This is a question about the second point in Geordie Williamson's answer in

What to do now that Lusztig's and James' conjectures have been shown to be false? ,

which says that the Lusztig conjecture for quantum groups at a $p$-th root of unity doesn't need $p\geq h$. I only have heard of the conjecture and proof about the regular block, which requires $p\geq h$. Of course, if there exists a regular block, translating shows that a singular block has character formula with parabolic KL polynomials. But how do you get the result for the $p<h$ case? Does it use the KL correspondence to the affine Lie algebra? Is there any place I can see this explained?


1 Answer 1


This is half-way between a comment and an answer:

Lusztig's quantum group conjecture in Section 8 of this paper:

Lusztig, G, Modular representations and quantum groups. Classical groups and related topics (Beijing, 1987), 59–77, Contemp. Math., 82, Amer. Math. Soc., Providence, RI, 1989.

Note how clean the statement is: no $p > h$, no restriction on highest weight etc. This is what meant when I say that this is the perfect conjecture. On the other hand I didn't say that we have a perfect proof!

I don't understand precisely what is known and where it is written, and would prefer not to enter into this maze.
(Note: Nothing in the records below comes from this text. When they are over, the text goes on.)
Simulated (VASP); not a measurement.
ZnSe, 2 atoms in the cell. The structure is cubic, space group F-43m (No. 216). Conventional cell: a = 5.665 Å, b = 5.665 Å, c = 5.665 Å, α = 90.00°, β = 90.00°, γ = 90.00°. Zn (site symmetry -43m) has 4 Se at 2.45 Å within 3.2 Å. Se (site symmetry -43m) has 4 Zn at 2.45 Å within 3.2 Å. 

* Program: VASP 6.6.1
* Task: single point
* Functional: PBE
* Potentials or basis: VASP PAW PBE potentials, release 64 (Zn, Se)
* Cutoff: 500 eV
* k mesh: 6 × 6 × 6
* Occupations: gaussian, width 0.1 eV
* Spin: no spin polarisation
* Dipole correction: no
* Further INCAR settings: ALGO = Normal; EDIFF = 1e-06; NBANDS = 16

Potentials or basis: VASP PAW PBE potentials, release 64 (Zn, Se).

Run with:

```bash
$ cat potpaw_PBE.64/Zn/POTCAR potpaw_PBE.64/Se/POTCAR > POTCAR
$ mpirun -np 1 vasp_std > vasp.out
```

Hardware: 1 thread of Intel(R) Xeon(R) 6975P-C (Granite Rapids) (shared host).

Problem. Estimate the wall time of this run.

Let me outline why this should be true. In the recent preprint with Riche


we explain that if one has an action of the Hecke category on the principal block then one gets a complete description of the category "for free". (I.e. getting the action might be hard, but things are easy once one has it. Roughly one can think that the principal block is a cyclic module under the Hecke category.)

Note: The above paper is concerned with the algebraic group. However it is easy to run the same arguments for the easier case of the quantum group in which case all occurrences of the p-canonical basis are replaced by the Kazhdan-Lusztig basis.

There is a singular version of this conjecture: basically if one groups all blocks together one should have an action of singular Soergel bimodules on everything (the singularity is determined by the block, see Conjecture 1.6 in the above paper for an idea). This now makes sense when there is no regular block. Similarly everything is controlled by the Hecke category, and character formulas follow.